I have a DataFrame with 31 columns, which contains 3 categories "Classic", "Premium" and "Luxe" I want to swap the way the DataFrame works to have only 3 comumns "Classic", "Premium" and "Luxe" and 31 categories which can be listed inside.
Since I'm new I can only post a link to the picture for more clarity : Here is what I have and what I want to do
Here's what I tried so far:
Suppose we use this DataFrame
import pandas as pd
import numpy as np
d = {'Name': ["Alban","Benan","Conor","Dino","Egor","Fatima" ],'Virtual visits': ["Classique", "Classique","","" ,"Premium","Premium"], 'Cars' :["","" ,"Luxe","Luxe","Luxe", "Premium"],'Portraits' :["","" ,"Classique","Classique","Luxe", "Premium"],'Animals' :["Premium","Luxe" ,"","","Luxe", ""]}
df = pd.DataFrame(data=d)
df
Name Virtual visits Cars Portraits Animals
0 Alban Classique Premium
1 Benan Classique Luxe
2 Conor Luxe Classique
3 Dino Luxe Classique
4 Egor Premium Luxe Luxe Luxe
5 Fatima Premium Premium Premium
Using melt looked promising so I did that and a groupBy:
df = df.melt(id_vars=["Name"])
df.groupby(by=["Name"]).sum()
Name variable value
Alban Virtual visitsCarsPortraitsAnimals ClassiquePremium
Benan Virtual visitsCarsPortraitsAnimals ClassiqueLuxe
Conor Virtual visitsCarsPortraitsAnimals LuxeClassique
Dino Virtual visitsCarsPortraitsAnimals LuxeClassique
Egor Virtual visitsCarsPortraitsAnimals PremiumLuxeLuxeLuxe
Fatima Virtual visitsCarsPortraitsAnimals PremiumPremiumPremium
So the column "Variable" is made up of all the column names, which is not bad but instead of a single string added to one another, I would like to have a list, and instead of columns Variable and Value, I would need to have 3 columns, "Premium", "Classque", "Luxe" and in each of them have the relevant list of categories appear.
Thanks for your help.
CodePudding user response:
You were right with melt. After that you need a pivot table:
out = df.replace('',np.nan).melt("Name")\
.pivot_table(index="Name",columns="value",values="variable",aggfunc=','.join)\
.rename_axis(None,axis=1).reset_index()
print(out)
Name Classique Luxe \
0 Alban Virtual visits NaN
1 Benan Virtual visits Animals
2 Conor Portraits Cars
3 Dino Portraits Cars
4 Egor NaN Cars,Portraits,Animals
5 Fatima NaN NaN
Premium
0 Animals
1 NaN
2 NaN
3 NaN
4 Virtual visits
5 Virtual visits,Cars,Portraits
CodePudding user response:
df = df.melt(id_vars=["Name"]).groupby(['Name', 'value']).apply(lambda x: list(x['variable'])).reset_index().pivot(index = 'Name', columns = 'value')

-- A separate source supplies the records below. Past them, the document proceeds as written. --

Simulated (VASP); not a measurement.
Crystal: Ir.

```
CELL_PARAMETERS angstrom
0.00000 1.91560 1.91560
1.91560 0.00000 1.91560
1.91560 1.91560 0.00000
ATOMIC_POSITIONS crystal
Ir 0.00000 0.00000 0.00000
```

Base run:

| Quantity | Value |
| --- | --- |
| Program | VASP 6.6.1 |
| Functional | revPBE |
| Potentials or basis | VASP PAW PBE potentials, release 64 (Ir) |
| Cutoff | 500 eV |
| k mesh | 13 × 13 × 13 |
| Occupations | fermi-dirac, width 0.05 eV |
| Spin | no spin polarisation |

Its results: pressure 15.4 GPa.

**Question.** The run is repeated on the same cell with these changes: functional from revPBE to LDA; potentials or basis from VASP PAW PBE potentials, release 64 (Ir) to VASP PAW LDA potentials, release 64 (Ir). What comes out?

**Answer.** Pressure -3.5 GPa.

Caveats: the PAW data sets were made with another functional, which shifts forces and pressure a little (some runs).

df.columns = df.columns.get_level_values(1)
df = df.drop(columns =['']) # in case you have empty value represented by ''
value Classique Luxe Premium
Name
Alban [Virtual visits] NaN [Animals]
Benan [Virtual visits] [Animals] NaN
Conor [Portraits] [Cars] NaN
Dino [Portraits] [Cars] NaN
Egor NaN [Cars, Portraits, Animals] [Virtual visits]
Fatima NaN NaN [Virtual visits, Cars, Portraits]